We should develop websites in a way that minimizes the need for user input — that’s where responsive design comes in (see point 3 below) — but zooming is here to stay. There’s simply no way to provide pre-rasterized images for every level of zoom (in theory, an infinite scale). Scalable graphics are the solution, and we’ll show you how to enhance our example. But first, a related word on fixed sizing.

3. Fixed Sizes

Presenting page elements at fixed sizes forces many users to zoom, but it also disables a very useful browser feature. Users can set their preferred font size (the default in browsers is 16 pixels). By sizing everything in pixels, we override this preference. Sizing elements based on this default is much better, so that, if the text is bigger, everything adjusts to match. This essentially mimics the zooming effect but happens without the user having to manually do it on every visit. Ethan Marcotte has written a great article that explains relative font sizes.

Let’s re-implement our sprite example with a solution to these three issues.

A Scalable Implementation

Here is the HTML again. We don’t need to change anything here.

<div class="actions">
 <a class="a-share" href="#">Share</a>
 <a class="a-print" href="#">Print</a>
 <a class="a-tag" href="#">Tag</a>
 <a class="a-delete" href="#">Delete</a>
</div>

The updated CSS is where the magic happens:

body { font-size: 100%; }
.actions {
 display: block;
 overflow: auto;
}
.actions a {
 font-size: 1em;
 line-height: 1.25em;
 padding: 0.625em 1.25em 0.625em 2.5em;
 margin-right: 0.3125em;
 border-radius: 0.3125em;
 background-image: url('sprite.svg');
 -webkit-background-size: 1.875em 10em;
 -o-background-size: 1.875em 10em;
 -moz-background-size: 1.875em 10em;
 background-size: 1.875em 10em;
 /* styles carried over from the original implementation */
 background-repeat: no-repeat;
 background-color: #ccc;
 color: #444;
 display: block;
 float: left;
 text-decoration: none;
 text-shadow: 0 -1px 2px #fff;
}
.actions-em .a-share { background-position: 0.625em 0; }
.actions-em .a-print { background-position: 0.625em -2.5em; }
.actions-em .a-tag { background-position: 0.625em -5.0em; }
.actions-em .a-delete { background-position: 0.625em -7.5em; }

In this version, we’ve made the following changes:

• The background-image is now an SVG file.
• All sizes are based on the default of 16 pixels, or 1 em. If the user’s default is larger or smaller, then everything will scale relatively. (If you multiple each em size by 16, you’ll get the number of pixels used in our initial fixed-size example.)
• The background-size is very important. By setting this in em units, we’re telling the browser to scale the sprite relative to everything else. You’ll notice that 1.875 × 10 em multiplied by 16 becomes 30 × 160 — the base size at which we produced the sprite in pixels.
• The background-position of each sprited icon is also based on relative units.

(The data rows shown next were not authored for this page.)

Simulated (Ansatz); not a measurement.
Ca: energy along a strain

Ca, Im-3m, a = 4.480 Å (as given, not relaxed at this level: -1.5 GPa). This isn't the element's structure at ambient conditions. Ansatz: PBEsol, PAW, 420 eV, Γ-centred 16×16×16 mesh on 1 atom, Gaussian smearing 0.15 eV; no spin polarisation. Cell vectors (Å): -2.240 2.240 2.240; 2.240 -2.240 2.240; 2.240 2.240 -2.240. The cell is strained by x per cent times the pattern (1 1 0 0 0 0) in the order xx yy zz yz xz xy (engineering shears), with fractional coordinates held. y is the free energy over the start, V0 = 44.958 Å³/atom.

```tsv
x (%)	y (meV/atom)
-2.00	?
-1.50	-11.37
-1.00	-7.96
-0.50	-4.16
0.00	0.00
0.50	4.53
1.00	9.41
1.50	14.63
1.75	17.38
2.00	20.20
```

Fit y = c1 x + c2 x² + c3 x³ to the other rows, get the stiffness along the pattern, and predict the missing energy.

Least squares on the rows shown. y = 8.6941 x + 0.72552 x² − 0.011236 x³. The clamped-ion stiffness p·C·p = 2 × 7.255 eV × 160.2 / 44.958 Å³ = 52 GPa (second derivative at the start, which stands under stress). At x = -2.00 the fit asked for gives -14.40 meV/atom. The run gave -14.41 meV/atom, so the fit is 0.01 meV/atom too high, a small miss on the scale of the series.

Now that we’re using SVG and relative sizes, we have solved the three big issues highlighted above. A scalable graphic can be rasterized on demand to perfectly suit any device resolution and any zoom level. By using relative sizes, we can continue implementing a responsive design, minimizing as much as possible the need for the user to zoom. We’re also respecting the browser’s default font size, and enabling our design to adapt accordingly.

I actually produced the SVG sprite first and the PNG version from that. (I imported the SVG in Photoshop before exporting it as a PNG — Illustrator’s PNG export had very poor rasterization.) Below is the header in my SVG file. Notice the same 30 × 160 initial size.

<svg version="1.1" id="Layer_1" xmlns="http://www.w3.org/2000/svg" xmlns:xlink="http://www.w3.org/1999/xlink" x="0px" y="0px"
 width="30px" height="160px" viewBox="0 0 30 160" enable-background="new 0 0 30 160" xml:space="preserve">

You can see that the attributes for width and height are set in pixels (width="30px" height="160px") in the opening svg tag (as generated by Adobe Illustrator). This actually causes it to render early in Firefox, before the graphic has scaled to match the em sizes in background-size. Webkit-based browsers seem to scale the SVG perfectly, regardless. I’ve found that editing the SVG file to use em units in these two attributes fixes any rendering issues in Firefox.

<svg version="1.1" id="Layer_1" xmlns="http://www.w3.org/2000/svg" xmlns:xlink="http://www.w3.org/1999/xlink" x="0px" y="0px"
 width="30em" height="160em" viewBox="0 0 30 160" enable-background="new 0 0 30 160" xml:space="preserve">

I don’t know which browser actually implements this scaling correctly, but let it be noted that extra care is needed to ensure cross-browser perfection. Mozilla MDN has an excellent in-depth article, “Scaling of SVG Backgrounds,” which explores more practical examples. For more ideas, see Alex Walker’s article “A Farewell to CSS3 Gradients.”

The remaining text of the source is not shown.